For these early chapters, I searched for and found new perspectives on human behavior that would enrich the discourse that traditionally fills our customer/consumer behavior textbooks. The Homo Prospectus approach seemed to fill that need effectively. It incorporates a view of human decisions and actions as being the result of a mental preparedness to act, and in focusing on mental simulations as mental preparation it provides a significant role for new customer technology environments or CTEs. The feeling of wonderment I felt in CTEs, naturally, led me to search for work on wonderment and to the work on it in the emerging field of Magic Science. Both Homo Prospectus and Magic Science play significant roles in this book. I thank the scholars who are making this knowledge available to us.

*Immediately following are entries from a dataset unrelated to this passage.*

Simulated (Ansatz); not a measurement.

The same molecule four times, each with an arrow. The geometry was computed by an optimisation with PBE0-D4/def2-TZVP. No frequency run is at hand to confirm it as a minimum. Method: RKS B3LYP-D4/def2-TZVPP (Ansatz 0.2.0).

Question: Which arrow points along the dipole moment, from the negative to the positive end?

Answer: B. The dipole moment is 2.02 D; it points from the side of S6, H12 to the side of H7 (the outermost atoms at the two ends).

The next chapters focus on CTEs themselves. We as customers are seeing the impact of tremendous discoveries, innovations, and inventions in computing, communications, manufacturing, miniaturization, and other technologies. Marketing Managers are in the midst of managing changes brought about due to the availability of “big data”, its analysis, and the subsequent ability to personalize/customize customer relationships and offerings. In this book, I have deliberately chosen to focus on the emerging technology environments that customers will increasingly have access to and use and not on big data and its analysis. Several books are now available on the use of big data in Marketing, Ecommerce, and Digital Marketing from which the interested reader will benefit. There, however, is a gap in the book space for books on the emerging CTEs. For managers and budding managers to be able to develop Marketing Strategies and practices for CTEs, I felt, that they needed to understand not only the CTEs but also some of the key enabling technologies for the CTEs. The book therefore focuses on the four exciting CTEs that are emerging as the key CTEs, namely, Virtual Reality (VR), Mixed reality (MR), Augmented Reality (AR), and Internet of everything (IoE). The rate of development and diffusion of these CTE books will depend on speed with which computing and communications infrastructures will embrace the four key enabling technologies: 5G, Edge Computing, Service-Oriented Architecture (SOA), and Artificial Intelligence (AI)/Machine Learning (ML). Therefore, this book also provides brief introductions to these enabling technologies.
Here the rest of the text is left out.